Cardinals from Britain and the United States have been spotted in some of the Italian capital's eateries enjoying what little time off they have from formal meetings and behind-the-scenes talks on who should be the next pope.
"It's hard to get a bad meal in Rome," quipped Archbishop of Boston Sean O'Malley, one of the 115 "cardinal electors" who will take the momentous decision in the Sistine Chapel in a conclave that will begin on Tuesday.
Cardinals early on Tuesday have to move into St Martha's residence in the Vatican, where they will eat and sleep in total isolation from the outside world for the duration of a papal election held in strictest secrecy.

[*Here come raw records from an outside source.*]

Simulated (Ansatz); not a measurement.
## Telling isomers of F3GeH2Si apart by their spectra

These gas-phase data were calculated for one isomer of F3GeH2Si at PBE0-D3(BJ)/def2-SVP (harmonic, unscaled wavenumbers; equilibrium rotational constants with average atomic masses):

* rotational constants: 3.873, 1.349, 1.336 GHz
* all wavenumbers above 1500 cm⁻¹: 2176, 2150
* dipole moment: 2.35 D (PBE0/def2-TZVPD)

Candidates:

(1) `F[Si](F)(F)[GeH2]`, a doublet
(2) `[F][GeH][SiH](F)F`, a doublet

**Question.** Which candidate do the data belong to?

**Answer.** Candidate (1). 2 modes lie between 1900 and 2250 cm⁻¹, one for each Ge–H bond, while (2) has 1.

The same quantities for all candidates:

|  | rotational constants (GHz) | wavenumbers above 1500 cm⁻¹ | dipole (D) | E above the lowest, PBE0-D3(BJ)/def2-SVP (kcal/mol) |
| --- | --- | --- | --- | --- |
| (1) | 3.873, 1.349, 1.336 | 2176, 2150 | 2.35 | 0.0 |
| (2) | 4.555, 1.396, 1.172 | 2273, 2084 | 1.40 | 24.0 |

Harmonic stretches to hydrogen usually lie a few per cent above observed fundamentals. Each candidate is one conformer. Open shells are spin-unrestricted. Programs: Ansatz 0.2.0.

The capital's famous paparazzi -- who usually spend their time chasing visiting film stars or footballers up to no good -- have been kept busy ahead of the conclave snapping the "Princes of the Church" in Rome's many eateries.
The latest issue of gossip magazine Chi, which caused a scandal with topless photos of Prince William's wife Kate Middleton in September, had a two-page spread with US Cardinal Roger Mahony drinking a glass of wine in a restaurant.
French Cardinal Philippe Barbarin, the archbishop of Lyon, has been spotted riding his bike into the Vatican for the pre-conclave "general congregation" talks -- perhaps a way of avoiding the clusters of journalists at the entrance.
British Cardinal Cormac Murphy O'Connor, the former archbishop of Westminster, waxed lyrical about Rome to one interviewer, remembering an "adorable ecclesiastical village" from when he first visited in 1950.
His US colleague Donald Wuerl, the archbishop of Washington, a fluent Italian speaker who also lived in Italy for many years, was spotted thanking the cook at a traditional restaurant near the Vatican after a lunch break.
Cardinal Timothy Dolan, the archbishop of New York, wrote a letter to his parishioners saying he was particularly sorry to be missing St Patrick's Day -- the feast day of New York's patron saint which this year falls on March 17.
"So far, I’ve been unable to find any Irish brown bread, corned-beef, or whiskey. Don’t get me wrong, I love the food and wine here in Rome!" he said.
A Brazilian and a Mexican cardinal even found time for a day trip with a great deal of symbolic significance when they went to the city of Viterbo near Rome where the first conclave to elect a pope was held in the 13th century.
Brazil's Raymundo Damasceno Assis and Mexico's Norberto Rivera Carrera toured the imposing papal palace in the city, where the tradition of locking cardinals in to speed up their election of a new pope first began in 1268.
Cardinals then were fed only bread and water. When this failed to speed up the process, protesters tore off the palace's roof leaving electors exposed to the elements. The decision finally came in 1271 after 33 torturous months.
South African Cardinal Wilfrid Napier, the archbishop of Durban, who took part in the last conclave that elected Benedict XVI in 2005, took to Twitter to tell his online followers what awaits the Roman Catholic Church's modern-day cardinals.
"What's it like in conclave? Apart from NO radio or TV, NO newspapers or phone calls, emails or SMS's, NO Twitter or Facebook, all is normal," he wrote.
"In St Martha, there's no bandwidth of any kind!" he said in another tweet.
"We chat, discuss, get to know each other. Meals are special times. We relax, share stories about our home Churches, dream about the future!"